I brought my car in for service this morning, and the employee who was taking my information saw from my registration that I was from Newton and asked, “Did you watch the marathon this year?”
I admitted that I had, and then he asked whether I lived near the course. “About a mile and half away,” I said. After a few more comments on the desirability of living near the course, the security, and some other things, he sized me up and asked, “Are you a runner?”
I answered in the affirmative and as I did so, I mentally prepared for the questions I felt sure would follow: Had I ever run the marathon? Had I run it this year? Why not? Familiar questions with well-rehearsed answers.
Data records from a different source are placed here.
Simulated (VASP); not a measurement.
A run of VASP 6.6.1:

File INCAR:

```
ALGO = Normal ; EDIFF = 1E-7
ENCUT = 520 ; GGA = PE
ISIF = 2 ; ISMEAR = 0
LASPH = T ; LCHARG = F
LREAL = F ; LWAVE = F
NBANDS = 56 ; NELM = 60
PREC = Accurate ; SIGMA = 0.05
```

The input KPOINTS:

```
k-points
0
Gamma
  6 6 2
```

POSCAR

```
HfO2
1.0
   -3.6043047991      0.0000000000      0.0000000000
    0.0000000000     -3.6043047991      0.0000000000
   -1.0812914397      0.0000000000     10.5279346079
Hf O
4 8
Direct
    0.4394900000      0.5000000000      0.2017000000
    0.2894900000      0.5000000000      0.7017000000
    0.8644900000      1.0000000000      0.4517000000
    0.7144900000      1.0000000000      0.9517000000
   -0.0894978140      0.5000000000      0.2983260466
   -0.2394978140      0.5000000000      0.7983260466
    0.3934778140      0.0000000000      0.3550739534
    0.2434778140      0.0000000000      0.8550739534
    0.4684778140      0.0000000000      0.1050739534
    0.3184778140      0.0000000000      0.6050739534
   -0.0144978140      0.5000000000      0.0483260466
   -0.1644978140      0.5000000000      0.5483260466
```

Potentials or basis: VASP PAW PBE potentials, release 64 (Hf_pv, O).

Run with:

But instead, the conversation went in a different direction. This guy, a service manager at a car dealership, starting telling me about how his wife had run this year, about how she had run in 2013 but had been stopped at Boston College after the bombs went off. He told me that he had thought that first marathon would be the last one, that she’d run it once and then move on, but no. She wanted to do it again this year, to finish. And now, having finished, she was talking about running it again, running other races. He didn’t put it this way, and I didn’t have the heart to tell him, but I sensed that she had fallen under the marathon’s spell, and that she was a runner now, not just someone who does the marathon once to say that they’ve done it.
He never did get around to asking me whether I had run. It was funny, in a way, and a little humbling. I had been prepared for the typical response from non-runners: the little shake of the head and the brief, but admiring acknowledgement of my status as a marathon veteran. I had been prepared for the momentary ego boost that comes when a complete stranger suddenly realizes you are THAT kind of runner. Instead, I was the one who wanted to hear the story of how his wife had run this year, how she had prepared, and what it had been like.
It was great, actually. It was great to realize that is was their marathon, too. It was great to realize that we were all on this ego trip together.